Here’s another speaker bio for the upcoming Minnesota Broadband conference…
JoAnne Johnson
Short Bio
JoAnne Johnson, Central Region Manager of Government and External Affairs, based in Minnesota and covering 7 states. I’ve been in this position for almost 6 years with Frontier Communications (formerly known as and still owned by Citizens Communications). Frontier is the second largest phone company in MN and most of it’s territory is rural. Before coming here, I worked in community development and government relations for Onvoy, as a staffer for Congressman Collin Peterson in northwestern MN and as the Director of a nonprofit association focused on getting dial up Internet connections and computer labs into K-12 schools. That was the early nineties, but seems like a lifetime ago.
What aspects of broadband are on your mind these days? (Or what info do you hope to impart at the conference?)
It seems to me, more and more lately, that broadband discussions are slipping into arguments over fiber and the rhetoric from all sides precludes some collaboration that could and should be happening. We’re arguing about fiber to the home in Eagan when Hastings is still waiting for DSL. Cities are concentrating on fiber builds, while those folks outside the city limits are left in the lurch. I’m looking for a better way to raise everybody’s boat, remembering that first you have to have a boat.
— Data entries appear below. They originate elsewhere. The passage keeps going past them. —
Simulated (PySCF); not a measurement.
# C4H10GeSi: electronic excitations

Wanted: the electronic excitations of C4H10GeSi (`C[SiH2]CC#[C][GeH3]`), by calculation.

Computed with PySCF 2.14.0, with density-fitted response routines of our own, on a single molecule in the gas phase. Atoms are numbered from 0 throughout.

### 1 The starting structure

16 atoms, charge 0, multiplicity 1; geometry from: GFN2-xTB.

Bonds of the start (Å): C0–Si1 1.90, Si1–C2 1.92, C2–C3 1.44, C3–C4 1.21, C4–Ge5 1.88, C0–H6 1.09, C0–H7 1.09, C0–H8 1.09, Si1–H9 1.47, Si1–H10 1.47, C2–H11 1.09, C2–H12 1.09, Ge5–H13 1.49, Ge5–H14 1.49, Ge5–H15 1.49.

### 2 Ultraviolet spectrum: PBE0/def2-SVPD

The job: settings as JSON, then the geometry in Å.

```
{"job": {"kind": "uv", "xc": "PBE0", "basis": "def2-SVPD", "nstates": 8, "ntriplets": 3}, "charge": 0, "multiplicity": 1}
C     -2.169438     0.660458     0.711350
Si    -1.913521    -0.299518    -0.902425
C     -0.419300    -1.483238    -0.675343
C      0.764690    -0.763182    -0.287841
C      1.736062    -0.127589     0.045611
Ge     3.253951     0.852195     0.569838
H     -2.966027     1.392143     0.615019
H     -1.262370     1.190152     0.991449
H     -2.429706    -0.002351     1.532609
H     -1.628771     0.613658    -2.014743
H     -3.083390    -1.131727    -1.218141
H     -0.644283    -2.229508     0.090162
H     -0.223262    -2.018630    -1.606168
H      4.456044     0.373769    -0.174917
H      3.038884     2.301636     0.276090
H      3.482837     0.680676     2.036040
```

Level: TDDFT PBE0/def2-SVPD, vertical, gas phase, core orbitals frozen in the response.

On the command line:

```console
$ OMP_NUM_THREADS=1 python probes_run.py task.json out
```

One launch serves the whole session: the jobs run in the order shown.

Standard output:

What are you hoping to learn at the conference?
I’m looking forward to hearing the all the answers to the “hard questions” at the preconference and I always benefit from talking to many friends who have different roles than mine in this dance. And I’m hoping to learn some substantive info that can help our rural communities in economic development efforts. I often quote Randy Young, who now heads up MART, and who said back in the early years “If you have a bad school and you put computers in it, you have a bad school with computers”. It’s a transferable truism I believe. “If you have a faulty economic development plan and add fiber…..” So I’m hoping for some really good discussions on how to leverage our efforts with city efforts for our exchanges.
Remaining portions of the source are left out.